What you are suggesting makes sense in the case when security is
enabled. So when Drill is accessing the file system it will impersonate
the user who issued the command and drop will happen if the user has
sufficient permissions.
However when security isn't enabled, Drill will be accessing the file
system as the Drill user itself which is most likely to be a super user
who has permissions to delete most files. To prevent any catastrophic
drops checking for homogenous file formats makes sure that at least the
directory being dropped is something that can be read by Drill. This
will prevent any accidental drops (like dropping the home directory etc,
because its likely to have file formats that cannot be read by Drill).
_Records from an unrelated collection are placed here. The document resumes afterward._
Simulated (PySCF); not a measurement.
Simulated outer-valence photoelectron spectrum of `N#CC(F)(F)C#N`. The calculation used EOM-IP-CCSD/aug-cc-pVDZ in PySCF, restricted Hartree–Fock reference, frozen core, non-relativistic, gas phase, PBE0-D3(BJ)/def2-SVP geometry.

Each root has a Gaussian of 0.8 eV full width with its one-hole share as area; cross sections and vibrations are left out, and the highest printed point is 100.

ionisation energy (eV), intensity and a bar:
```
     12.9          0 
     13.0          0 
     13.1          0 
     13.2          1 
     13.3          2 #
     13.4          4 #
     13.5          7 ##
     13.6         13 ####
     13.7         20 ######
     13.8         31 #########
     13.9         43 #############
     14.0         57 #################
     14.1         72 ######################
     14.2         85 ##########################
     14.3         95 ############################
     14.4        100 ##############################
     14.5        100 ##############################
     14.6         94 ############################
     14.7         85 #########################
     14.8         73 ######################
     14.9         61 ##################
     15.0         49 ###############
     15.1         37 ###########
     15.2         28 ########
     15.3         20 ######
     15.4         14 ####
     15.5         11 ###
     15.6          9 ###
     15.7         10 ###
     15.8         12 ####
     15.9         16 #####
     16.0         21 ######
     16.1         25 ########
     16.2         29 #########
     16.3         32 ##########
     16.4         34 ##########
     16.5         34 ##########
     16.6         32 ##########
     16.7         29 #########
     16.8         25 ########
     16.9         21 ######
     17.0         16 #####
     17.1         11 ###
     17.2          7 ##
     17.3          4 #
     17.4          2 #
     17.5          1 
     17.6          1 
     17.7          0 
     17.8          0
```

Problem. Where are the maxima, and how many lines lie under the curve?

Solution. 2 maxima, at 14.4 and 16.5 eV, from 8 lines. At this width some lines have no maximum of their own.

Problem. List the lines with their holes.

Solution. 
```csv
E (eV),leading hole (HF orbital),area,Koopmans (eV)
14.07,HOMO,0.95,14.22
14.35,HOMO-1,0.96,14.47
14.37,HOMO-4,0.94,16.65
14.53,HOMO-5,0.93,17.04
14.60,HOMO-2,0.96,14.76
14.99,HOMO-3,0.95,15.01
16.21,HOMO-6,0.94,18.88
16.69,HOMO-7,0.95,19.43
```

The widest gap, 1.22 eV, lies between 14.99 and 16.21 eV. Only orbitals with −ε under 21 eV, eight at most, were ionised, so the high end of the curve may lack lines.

This will not prevent against malicious behavior (for handling this
security should be enabled).
Thanks
Mehant
On 8/5/15 11:43 AM, Ted Dunning wrote:
Is any check really necessary?
Can't we just say that for data sources that are file-like that drop is a
rough synonym for rm? If you have permission to remove files and
directories, you can do it. If you don't, it will fail, possibly half
done. I have never seen a bug filed against rm to add more elaborate
semantics, so why is it so necessary for Drill to have elaborate semantics
here?
On Wed, Aug 5, 2015 at 11:09 AM, Ramana I N <[email protected]> wrote:
The homogenous check- Will it be just checking for types are homogenous or
if they are actually types that can be read by drill?
Also, is there a good way to determine if a file can be read by drill? And
will there be a perf hit if there are large number of files?
Regards
Ramana
On Wed, Aug 5, 2015 at 11:03 AM, Mehant Baid <[email protected]>
wrote:
I agree, it is definitely restrictive. We can lift the restriction for
being able to drop a table (when security is off) only if the Drill user
owns it. I think the check for homogenous files should give us enough
confidence that we are not deleting a non Drill directory.
Thanks
Mehant
On 8/4/15 10:00 PM, Neeraja Rentachintala wrote:
Ted, thats fair point on the recovery part.
Regarding the other point by Mehant (copied below) ,there is an
implication
that user can drop only Drill managed tables (i.e created as Drill user)
when security is not enabled. I think this check is too restrictive
(also
unintuitive). Drill doesn't have the concept of external/managed tables
and
a user (impersonated user if security is enabled or Drillbit service
user
if no security is enabled) should be able to drop the table if they have
permissions to do so. The above design proposes a check to verify if the
files that need to be deleted are readable by Drill and I believe is a
good
validation to have.
/The above check is in the case when security is not enabled. Meaning we
are executing as the Drill user. If we are running as the Drill user
(which
might be root or a super user) its likely that this user has permissions
to
delete most files and checking for permissions might not suffice. So
when
security isn't enabled the proposal is to delete only those files that
are
owned (created) by the Drill user./
On Fri, Jul 31, 2015 at 12:09 AM, Ted Dunning <[email protected]>
wrote:
On Thu, Jul 30, 2015 at 4:56 PM, Neeraja Rentachintala <
[email protected]> wrote:
Also will there any mechanism to recover once you accidentally drop?
yes. Snapshots <https://www.mapr.com/resources/videos/mapr-snapshots
.
Seriously, recovery of data due to user error is a platform thing. How
can
we recover from turning off the cluster? From removing a disk on an
Oracle
node?
I don't think that this is Drill's business.